Ofc this similar would also be possible with Gold. But I think it’s hard to come to a position like this for many civs without using a lot of Gold already.

Both techs would then lead to a very hard snowball in the lategame. And idk if I like it cause real trash wars are already quite uncommon and these techs would make them even less.

I personally would prefer if there were more “positional” fights in trash wars. As I already proposed in other threads, I would like to have an infinite Gold Pile in the middle of the map (probably with 1/2 the collection rate or other restrictions to the effective income). Then we had a more “gradual” snowball for the very lategame and (hopefully) a lot of opportunities to fight over that position before.
And I think Gold is better suitable for this kind of mechanic cause unlike stone it’s basically only usable for offensive purposes. If you can hold that position you don’t need stone anyways, you want gold to finish and if you get stone you would first invest it in m´just making sure not to lose the position. Which would drag the game unnecessarily. And then probably make a very slow castle/tower rush… Nah. I think it would be way more interesting with Gold, for either player.

@PanCalvus my post was meant kinda ironic but I like your answer regardless :wink:

We have towers and castles. The main reasons why games end early or in the midgame is because of raids. So if you want to have more rubber bands you would need something that stops raids from killing the eco… which is… idk… probably kinda hard to achieve? Not that I would be against it, but probably not as easy.
Ofc we can talk at some point about techs like loom in feudal and castle age, that make vills a bit more resilient (for a price ofc). That would be the “easiest” way. Then the damage of early agression wouldn’t be as much in killing vills but forcing the opponent into these techs and having a lot of idle time.

I guess aftermath gaia market workshop (forget the exact name) is doing similar thing? I think aftermath is good because there are many market workshop in team game and do not force people to control a single point. Because If there is only one position like King of the Hill, the game will goes for defensive style and maybe less interesting to watch

First I think these trade workshops have too high output already.
Second the design that they are important early on disturbs the game. Especially as we have some civs that have so much higher early agression potential that they can so easily snowball from there.

Gaia Markets in the corner also have a potentially too high output imo.

I think adjusting the res amount by the time is fine. But it still different from the gold since it do not need villagers to mine so that it will occupy some pop space

And imo these kind of workshops / positional res income tools should only provide ONE type of res. Cause that opens a win condition for the other player: Push the controller of them out of other res like wood. I also talked about that with regards to Feitoria. Imo feitoria shouldn’t provide wood or stone for that reason, especially with water maps in mind.

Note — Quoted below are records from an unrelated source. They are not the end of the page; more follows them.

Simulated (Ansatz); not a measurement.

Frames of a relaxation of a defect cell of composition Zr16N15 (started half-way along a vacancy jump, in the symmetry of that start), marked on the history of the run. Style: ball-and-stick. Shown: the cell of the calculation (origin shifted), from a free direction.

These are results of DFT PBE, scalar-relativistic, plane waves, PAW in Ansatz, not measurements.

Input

If we talk about a rubber-band mechanic in the midgame against raids… what about monks being able (with a tech possibly) to “revive” killed vills at the spot they died? Or other said the vills aren’t really dead but just heavily injured and can be brought back to being able to work by the monks?
It would still be highly macro-demanding, but it would reduce the impact of early raids in the continuation of the game. Still, if the raids do enough damage it can’t bring it back. It’s just a rubber band for raids that currently give a low chance for a comeback.